Frederic Rodrigo Gruger
Frederic Rodrigo Gruger, also known as F. R. Gruger, was an American illustrator and genre painter. He is best known for his prolific illustration work for The Saturday Evening Post. The School of Gruger is a term used to describe a movement of illustrators and drawers from the late 1920s in Philadelphia, because his work was of great influence.
Life and career
Frederic Rodrigo Gruger was born on August 2, 1871, in Philadelphia. His parents were Rebecca and John Peter Gruger. His younger brother John William Gruger also worked as an illustrator. Gruger attended high school in Lancaster, Pennsylvania.He graduated from the Pennsylvania Academy of the Fine Arts, where he studied under Thomas Pollock Anshutz and Henry Joseph Thouron.

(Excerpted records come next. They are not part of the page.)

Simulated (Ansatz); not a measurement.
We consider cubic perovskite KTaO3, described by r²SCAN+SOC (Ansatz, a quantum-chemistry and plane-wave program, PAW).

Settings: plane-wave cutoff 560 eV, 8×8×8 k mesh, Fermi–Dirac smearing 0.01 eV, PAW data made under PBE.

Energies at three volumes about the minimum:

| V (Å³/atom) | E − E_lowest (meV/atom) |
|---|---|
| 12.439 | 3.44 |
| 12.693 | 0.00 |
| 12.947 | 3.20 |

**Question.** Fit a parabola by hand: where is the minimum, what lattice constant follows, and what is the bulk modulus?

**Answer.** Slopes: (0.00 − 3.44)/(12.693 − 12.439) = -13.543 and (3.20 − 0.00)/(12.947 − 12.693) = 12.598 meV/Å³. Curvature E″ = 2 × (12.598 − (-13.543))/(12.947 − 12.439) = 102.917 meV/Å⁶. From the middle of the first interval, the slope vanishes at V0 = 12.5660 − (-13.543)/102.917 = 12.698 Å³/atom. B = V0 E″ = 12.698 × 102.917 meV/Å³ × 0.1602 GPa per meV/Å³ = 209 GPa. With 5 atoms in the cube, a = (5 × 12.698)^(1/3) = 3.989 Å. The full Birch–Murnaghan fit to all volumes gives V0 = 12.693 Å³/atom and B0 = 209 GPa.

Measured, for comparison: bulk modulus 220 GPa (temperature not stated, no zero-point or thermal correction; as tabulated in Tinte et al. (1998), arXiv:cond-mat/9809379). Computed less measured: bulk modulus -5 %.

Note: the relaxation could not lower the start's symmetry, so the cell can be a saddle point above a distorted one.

From 1898 until the early 1940s, he created over 6,000 illustrations, including 2,700 for The Saturday Evening Post. At the height of his career he lived in Avon, New Jersey and had an art studio in New York City.
Death and legacy
Gruger died on March 21, 1953, in New York City.The Frederic Rodrigo Gruger collection can be found at the Archives at Yale, at Yale University. In 1981, he posthumously was entered into the Society of Illustrators' Hall of Fame.